Description of the Ophidia big data stack
Ophidia is a research project on big data analytics for eScience. It provides a framework for parallel I/O and data analysis, an array-based storage model and a hierarchical storage organization to partition and distribute multidimensional scientific datasets ("datacubes"). It can be exploited in different scientific domains and with very heterogeneous sets of data.
In the context of the INDIGO-DataCloud project, Ophidia is being extended to support additional workflow interfaces (massive, for, parallel and new features. Ophidia is being exploited in several use cases, jointly with other components like Kepler, IAM, FutureGateway, Orchestrator.
Ophidia provides a server-side, parallel, declarative and extensible framework for eScience.

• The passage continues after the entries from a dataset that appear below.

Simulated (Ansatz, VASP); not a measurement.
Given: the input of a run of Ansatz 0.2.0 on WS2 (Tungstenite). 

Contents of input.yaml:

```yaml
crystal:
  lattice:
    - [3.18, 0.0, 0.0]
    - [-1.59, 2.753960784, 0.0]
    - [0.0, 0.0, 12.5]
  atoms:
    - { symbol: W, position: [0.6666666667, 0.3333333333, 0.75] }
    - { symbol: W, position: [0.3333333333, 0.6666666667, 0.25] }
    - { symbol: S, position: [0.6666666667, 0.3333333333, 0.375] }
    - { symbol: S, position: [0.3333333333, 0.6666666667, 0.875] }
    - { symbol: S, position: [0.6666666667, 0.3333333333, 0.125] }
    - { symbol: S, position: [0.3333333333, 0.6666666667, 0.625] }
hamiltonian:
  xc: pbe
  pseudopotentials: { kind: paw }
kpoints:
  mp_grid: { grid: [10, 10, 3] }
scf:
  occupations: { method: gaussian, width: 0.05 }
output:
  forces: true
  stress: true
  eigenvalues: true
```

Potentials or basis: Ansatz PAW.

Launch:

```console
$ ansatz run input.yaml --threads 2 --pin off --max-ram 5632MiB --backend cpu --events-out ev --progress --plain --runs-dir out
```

Designed for eScience. The n-dimensionality of scientific datasets requires tools that support specific data types (e.g. arrays) and primitives (e.g. slicing, dicing, pivoting, drill-down, roll-up) to properly enable data access and analysis. With regard to general-purpose analytics multidimensional systems, scientific data has a higher computing demand, which definitely leads to the need of having efficient parallel/distributed solutions to meet the (near) real-time analytics requirements. Ophidia supports different data formats (e.g. NetCDF, GeoTIFF, CSV) which allows managing data in different scientific domains.
Server-side approach. The current workflow exploited by most scientists is based on the sequence of steps “search, locate, download, and analyze”. This workflow will not be feasible at large scale and will fail for several reasons like: (i) ever-larger scientific datasets, (ii) time- and resource- consuming data downloads, and (iii) increased problem size and complexity requiring bigger computing facilities. At large scale, scientific discovery will strongly need to rely on data-intensive facilities close to data storage, parallel I/O systems and server-side analysis capabilities. Such an approach will move the analysis (and complexity) from the user’s desktop to the data centers and accordingly will change the infrastructure focus from data sharing to data analysis.
Parallel approach. The Ophidia analytics platform provides several MPI-based parallel operators to manipulate (as a whole) the entire set of fragments associated to a data cube. Some relevant examples include: datacube sub-setting (slicing and dicing), datacube aggregation, array-based primitives at the datacube level, datacube duplication, datacube pivoting, and NetCDF file import and export. To address scalability and enable parallelism, from a physical point of view, a data cube in Ophidia is then horizontally split into several chunks (called fragments) that are distributed across multiple I/O nodes. Each I/O node hosts a set of I/O servers optimized to manage n-dimensional arrays. Each I/O server, in turn, manages a set of databases consisting of one or more fragments. As it can be easily argued, tuning the levels in this hierarchy can also affect performance. For a specific data cube, the higher the product of the four levels is, the smaller the size of each fragment will be.
Declarative. In computer science, declarative programming is a programming paradigm, a style of building the structure and elements of computer programs, that expresses the logic of a computation without describing its control flow. Ophidia applies this style to minimize or eliminate side effects by describing what the system should accomplish in terms of the problem domain, rather than describing how to go about accomplishing it as a sequence of the programming language primitives (the how is left up to the platform’s implementation). Moreover Ophidia provides support for complex workflows / operational chains, with a specific syntax and a dedicated scheduler to exploit inter- and intra-task parallelism.
Extensible. Ophidia provides a large set of operators (50+) and primitives (100+) covering various types of data manipulations, such as sub-setting (slicing and dicing), data reductions, duplication, pivoting, and file import and export. However the framework is highly customizable: there is a minimal set of APIs through which it is possible to develop your own operator or primitive to implement and provide new algorithms and functionalities.